HIST502/SOSC401 Syllabus

Montclair State University

Department of History


SOSC 401/HIST 502 Social Studies Teaching Methods


Monday 5:30 to 8:00

University Hall 1010


Contact Information

Professor Jeff Strickland

Email: stricklandj@mail.montclair.edu

Office: 425 Dickson Hall

Office Hours: Monday 4 to 5 PM, Tuesday 2 to 5 PM, & by appointment


Professor Fred Cotterell

Email: cotterellf@mail.montclair.edu

Office: 281 Dickson Hall

Office Hours: Monday 2 to 3 PM, Thursday 5:30 to 6:30 PM, & by appointment


Course Description

This course familiarizes prospective social studies teachers, grades K-12, with pedagogical approaches and innovative teaching techniques needed to convey to a diverse population current state and professional standards-based curriculum in the social studies. Innovative uses of technology, development of instructional units, individualizing for students with special needs, and strategies for managing problem behavior will be emphasized throughout the course.


Course Objectives

· You will examine and reflect on the relationships between curriculum, instruction, and assessment in Social Studies classrooms with a particular view to multicultural context, content, and process.

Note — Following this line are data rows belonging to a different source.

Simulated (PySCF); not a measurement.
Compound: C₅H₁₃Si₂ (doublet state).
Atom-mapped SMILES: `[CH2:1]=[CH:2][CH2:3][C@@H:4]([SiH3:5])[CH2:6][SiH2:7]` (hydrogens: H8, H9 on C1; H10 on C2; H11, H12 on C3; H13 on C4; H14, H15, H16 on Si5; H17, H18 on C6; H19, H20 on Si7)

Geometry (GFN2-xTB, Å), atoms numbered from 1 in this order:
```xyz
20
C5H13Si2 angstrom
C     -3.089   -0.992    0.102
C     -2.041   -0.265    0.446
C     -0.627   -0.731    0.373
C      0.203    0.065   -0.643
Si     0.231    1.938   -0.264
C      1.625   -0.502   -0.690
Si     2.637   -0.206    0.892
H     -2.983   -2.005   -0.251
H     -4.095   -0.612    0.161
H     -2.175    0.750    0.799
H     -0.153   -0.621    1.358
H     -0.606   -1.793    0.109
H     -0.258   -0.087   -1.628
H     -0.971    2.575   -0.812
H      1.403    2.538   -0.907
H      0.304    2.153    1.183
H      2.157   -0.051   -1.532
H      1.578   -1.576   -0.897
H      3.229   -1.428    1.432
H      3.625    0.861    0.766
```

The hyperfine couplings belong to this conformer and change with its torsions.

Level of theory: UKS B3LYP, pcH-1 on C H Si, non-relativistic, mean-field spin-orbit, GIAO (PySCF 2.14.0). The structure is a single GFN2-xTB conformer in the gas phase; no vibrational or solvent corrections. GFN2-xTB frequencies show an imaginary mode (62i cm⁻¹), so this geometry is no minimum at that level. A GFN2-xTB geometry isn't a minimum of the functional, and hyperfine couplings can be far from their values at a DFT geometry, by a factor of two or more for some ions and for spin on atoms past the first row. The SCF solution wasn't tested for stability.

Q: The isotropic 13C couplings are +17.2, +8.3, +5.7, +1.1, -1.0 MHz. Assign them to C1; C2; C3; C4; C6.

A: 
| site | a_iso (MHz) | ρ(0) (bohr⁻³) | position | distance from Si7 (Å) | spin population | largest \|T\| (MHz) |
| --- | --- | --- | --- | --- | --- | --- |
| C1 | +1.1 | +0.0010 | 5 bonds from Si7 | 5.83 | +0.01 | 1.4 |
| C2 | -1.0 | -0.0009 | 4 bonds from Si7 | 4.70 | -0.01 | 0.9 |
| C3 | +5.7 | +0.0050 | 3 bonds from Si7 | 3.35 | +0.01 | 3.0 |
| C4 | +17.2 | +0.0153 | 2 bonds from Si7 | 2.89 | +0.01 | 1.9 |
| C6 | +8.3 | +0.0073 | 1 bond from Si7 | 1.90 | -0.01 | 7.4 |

· You will examine and analyze curricular and pedagogical practices for educational significance, integration of history, geography, political science, and economics, sociology, and psychology, respect for students’ cultures, and contribution to equity and social justice.

· You will design a thematic unit.

· You will acquire practical presentation experience.

· You will enhance your knowledge of social studies content

.

Blackboard Web Site

You are responsible for obtaining course updates and submitting assignments via the Blackboard website http://montclair.blackboard.com/. In addition, you will submit all assignments to Blackboard dropbox. Blackboard confirms when files have been uploaded and sent. Please do not send emails to us requesting confirmation.


Email Accounts

You should activate their university email accounts no later than the first week of class. Failure to do so will result in the inability to log into Blackboard, receive course documents, updates and other messages from us.


Required Readings

James Loewen, Lies My Teacher Told Me

Articles available on Blackboard.


Reading Assignments

You are expected to follow the course outline contained at the end of this syllabus.


Attendance

You are expected attend each class meetings since it is necessary preparation for the final planning unit and each class meeting entails some form of assessment (or preparation for it). It is important that you begin thinking of yourself as a professional, since you will begin teaching soon. If you miss more than one class, you will deduct 15% for each absence thereafter from your final grade average. If you miss more than three classes you will need to retake the methods course (a D is the best grade you could earn).


General Rules

If you arrive after 5:30 PM, you will be marked absent.

If you leave class for longer than it takes to use the restroom, you will be marked absent.

If you attempt to use your cell phone during class, you will be asked to leave the room and marked absent.

If you plagiarize, you will fail the course and we will refer you to the Dean of Students for adjudication.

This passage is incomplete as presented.